We started the day yesterday visiting a craftsman in Fares before continuing upriver to Kom Ombo. The temple there offered some new things to see as well as enhancing our understanding about the images carved in temple walls.
Then in the evening Mo gave us a great talk and Q&A about Islam.
Mohamed and the Palm Fronds
Our boat actually spent the night moored at the small village of Fares. After breakfast we rode in tuk-tuks about ten minutes from the river’s edge to the home and workshop of a man named Mohamed.
Via Mo’s interpreting, Mohamed told us that he is 63 years old. Since childhood he has been creating things from palm fronds. He works six days a week, from morning until 9 or 10 pm, with a break in the afternoon on the hot summer days. He learned from his father, and his son learned from him and helps.
The crates Mohamed makes each hold more than 20 kilograms of mangos. As we watched (and a couple of us assisted), he made two crates in about ten minutes each.
The Temple of Kom Ombo
In the afternoon we arrived at Kom Ombo. Our visit to the temple was at 2:30. Mo told us if we wait until later, all the large cruise ships would be there. To avoid the crowds, we visited in the hottest part of the afternoon. It was only 103, much cooler than last week in Luxor.
As it turned out, the big cruise ships were already arriving and disgorging their passengers. The temple was packed, and becoming packed-er while we visited.
This temple dates from the Ptolemaic period, with later additions by the Romans. Construction began under Ptolemy VI and continued up to Ptolemy XII. On the walls we saw depictions of the crowning of several of these pharaohs.
The unique feature of Kom Ombo is that it is a double temple. One side is dedicated to Horus, the falcon-headed god; the other side is dedicated to Sobek, with the head of a crocodile.
In a pool next to the temple lived many crododiles back in the day. The crocodile mummies discovered there are now on display in a museum next to the temple.
“Islam” has the same root as the Arabic word “salaam.” It means “peace.” And that was the first thing Mo talked about. The terrorism and violence we often associate with Islamic extremists have nothing to do with Islam. Mo considers them to be as much about Islam as the KKK is about Christianity.
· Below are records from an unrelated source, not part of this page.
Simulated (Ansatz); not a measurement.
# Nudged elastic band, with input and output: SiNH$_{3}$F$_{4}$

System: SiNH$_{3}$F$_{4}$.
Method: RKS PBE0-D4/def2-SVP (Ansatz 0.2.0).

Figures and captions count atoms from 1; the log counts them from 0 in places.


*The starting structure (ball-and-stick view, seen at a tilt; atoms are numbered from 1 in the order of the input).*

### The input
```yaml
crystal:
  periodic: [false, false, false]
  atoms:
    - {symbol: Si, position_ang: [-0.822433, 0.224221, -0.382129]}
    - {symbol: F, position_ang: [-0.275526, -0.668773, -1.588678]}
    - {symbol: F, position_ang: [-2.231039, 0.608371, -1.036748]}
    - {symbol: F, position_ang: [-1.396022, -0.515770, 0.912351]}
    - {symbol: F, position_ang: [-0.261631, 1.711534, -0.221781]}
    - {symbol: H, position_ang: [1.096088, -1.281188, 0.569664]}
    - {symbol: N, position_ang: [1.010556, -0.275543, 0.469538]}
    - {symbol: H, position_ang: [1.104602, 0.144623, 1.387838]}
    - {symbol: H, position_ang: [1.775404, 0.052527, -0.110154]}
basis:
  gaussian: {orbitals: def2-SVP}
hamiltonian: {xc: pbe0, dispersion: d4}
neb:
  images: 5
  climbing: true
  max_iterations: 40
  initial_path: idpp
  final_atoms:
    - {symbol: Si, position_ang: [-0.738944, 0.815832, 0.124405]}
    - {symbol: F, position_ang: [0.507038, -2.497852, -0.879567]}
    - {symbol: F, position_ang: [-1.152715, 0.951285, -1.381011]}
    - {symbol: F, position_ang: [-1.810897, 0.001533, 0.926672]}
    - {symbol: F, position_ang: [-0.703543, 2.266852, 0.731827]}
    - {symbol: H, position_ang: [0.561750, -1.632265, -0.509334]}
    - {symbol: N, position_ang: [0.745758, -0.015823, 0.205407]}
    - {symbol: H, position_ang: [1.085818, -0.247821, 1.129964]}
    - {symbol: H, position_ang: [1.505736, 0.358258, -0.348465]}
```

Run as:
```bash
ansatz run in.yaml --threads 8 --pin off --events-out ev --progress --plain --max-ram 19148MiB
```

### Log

He described the five pillars of Islam. These are the only requirements of Islam.
- Shahada (faith): The declaration of faith in one God (Allah) and His messenger (Mohammed)
- Salah (prayer): The ritual prayer required of every Muslim five times a day throughout their lifetime
- Zakat (almsgiving): The act of giving a portion of a Muslim’s wealth to those in need throughout their lifetime.
- Sawm (fasting): The act of fasting during the holy month of Ramadan.
- Haj (pilgrimage): The sacred pilgrimage to Mecca required of every Muslim at least once in their lifetime if it is within their means.
Other aspects of religious life are by custom and teaching rather than by requirement, though some are specifically mentioned in the Qur’an. Male circumcision is part of the teaching of the prophet Muhammad and is not in the Qur’an. Female genital mutiliation is also mentioned in Muhammad’s teaching as noble but not required. Most religious leaders today, however, have called for an end to the practice. Still, it is commonly done in Egypt. Mo strongly opposes it. Dietary laws, according to Mo, only require that food be blessed before it is slaughtered, and pork is the only explicitly haram (non-halal) food, as it is mentioned in the Qur’an.
The questions we asked were wide ranging, and the discussion was interesting. I’m traveling with some very thoughtful and insightful people.